Water Quality and Mining

Step 1: Graphs
Graph > Boxplot > with Groups, Graph variable=Iron, Categorical variable=Rock

Graph > Boxplot > with Groups, Graph variable=Iron, Categorical variable=Mine

We have a clear problem with the normal assumption, so use the log transform
Calc > Calculator > Store in log(Iron), Expression LOGT('Iron')
redo the graphs
Graph > Boxplot > with Groups, Graph variable=log(Iron), Categorical variable=Rock

Graph > Boxplot > with Groups, Graph variable=log(Iron), Categorical variable=Mine

This has solved the problem, so the analysis will be based on log(Iron)

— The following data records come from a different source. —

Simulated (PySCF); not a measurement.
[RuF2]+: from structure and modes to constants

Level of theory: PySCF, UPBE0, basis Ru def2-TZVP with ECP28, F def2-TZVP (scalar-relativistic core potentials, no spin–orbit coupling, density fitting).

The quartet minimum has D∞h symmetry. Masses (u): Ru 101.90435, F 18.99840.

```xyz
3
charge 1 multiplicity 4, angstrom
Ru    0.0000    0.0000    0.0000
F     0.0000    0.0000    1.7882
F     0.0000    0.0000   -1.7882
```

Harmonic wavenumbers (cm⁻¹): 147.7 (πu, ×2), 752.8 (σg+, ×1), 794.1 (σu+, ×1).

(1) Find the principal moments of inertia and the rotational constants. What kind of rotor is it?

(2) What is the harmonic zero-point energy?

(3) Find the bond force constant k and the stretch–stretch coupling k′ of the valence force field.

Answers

Step 2: Summary Statistics
Because we use a transformation we will base the tables on Median and IQR/1.35
Stat > Basic Statistics > Display Descriptive Statistics, Variable=Iron, By variables=Rock, Statistics, check IQR
Note this uses Iron, not log(Iron)
Rock
Groups n Median IQR/1.35
Limestone 39 1.3 3.6
Sandstone 39 0.41 1.2

Stat > Basic Statistics > Display Descriptive Statistics, Variable=Iron, By variables=Mine, Statistics > check IQR
Mine
Groups n Median IQR/1.35
Unmined 26 0.515 2.64
Reclaimed 26 0.685 0.73
Abondoned 26 1.65 8.4

Note that the IQR's are very different (0.73 vs 8.4). This is because this data set has a lot of outliers which still effect the IQR. It would be better to use a table based on log(Iron) and mean instead. It would look like this:
Stat > Basic Statistics > Display Descriptive Statistics, Variable=log(Iron), By variables=Mine
log(Iron) by Mine
Groups n Mean Std
Unmined 26 -0.140 0.775
Reclaimed 26 -0.1745 0.4723
Abondoned 26 0.543 0.879

but reading this table requires some knowledge of math (log) Step 3: Interaction
Stat > ANOVA > Interaction Plot, Responses=log(Iron), Factors = Rock Mine

There seems to be some interaction. To confirm this test for it:
Stat > ANOVA > Twoway, Response=log(Iron), Row Factor=Rock, Column factor=Mine

1) a=0.05
2) H0: g11=g12=...=g23=0 (no interaction)
3) H0: gij≠0 (some interaction)
4) p-value=0.000 < a
5) We reject H0, there is interaction

Step 4: Hypothesis Test
Stat > ANOVA > Twoway, Response=log(iron), Row Factor=Rock, Column factor=Mine, Graphs > Residual vs. Fits Plot and Normal Plot


both plots look ok

Test for Rock:
1) a=0.05
2) H0: a1 = a2=0 (no difference in the mean iron content for different types of rock)
3) Ha: ai≠0 for some i (some differences in the mean iron content for different types of rock)
4) p-value=0.035 < a
5) We reject H0, there are some differences in the mean iron content for different types of rock

Test for Mine:
1) a=0.05
2) H0: b1 = b2 = b3=0 (no difference in the mean iron content for different types of mines)
3) Ha: bi≠0 for some i (some differences in the mean iron content for different types of mines)
4) p-value=0.00 > a
5) We reject H0, there are some stat. signif. differences in the mean iron content for different types of mines

Step 5: Multiple Comparison
1) Rock has only two levels, so there is no need for a multiple comparison
2) Mine. For this use the General Linear Model:
Stat > ANOVA > General Linear Model, Responses: 'log(iron)', Model: Rock Mine Rock*Mine, Comparisons > Terms: Mine
Note you need to include the interaction term Rock*Mine in the model!
Unminded Reclaimed Abondoned
___________________________

Interpretation: There is a stat. signif. difference between the mean iron content of abondoned mines and the others. The difference between unmined and reclaimed mines is not stat. sign, at least not at these sample sizes.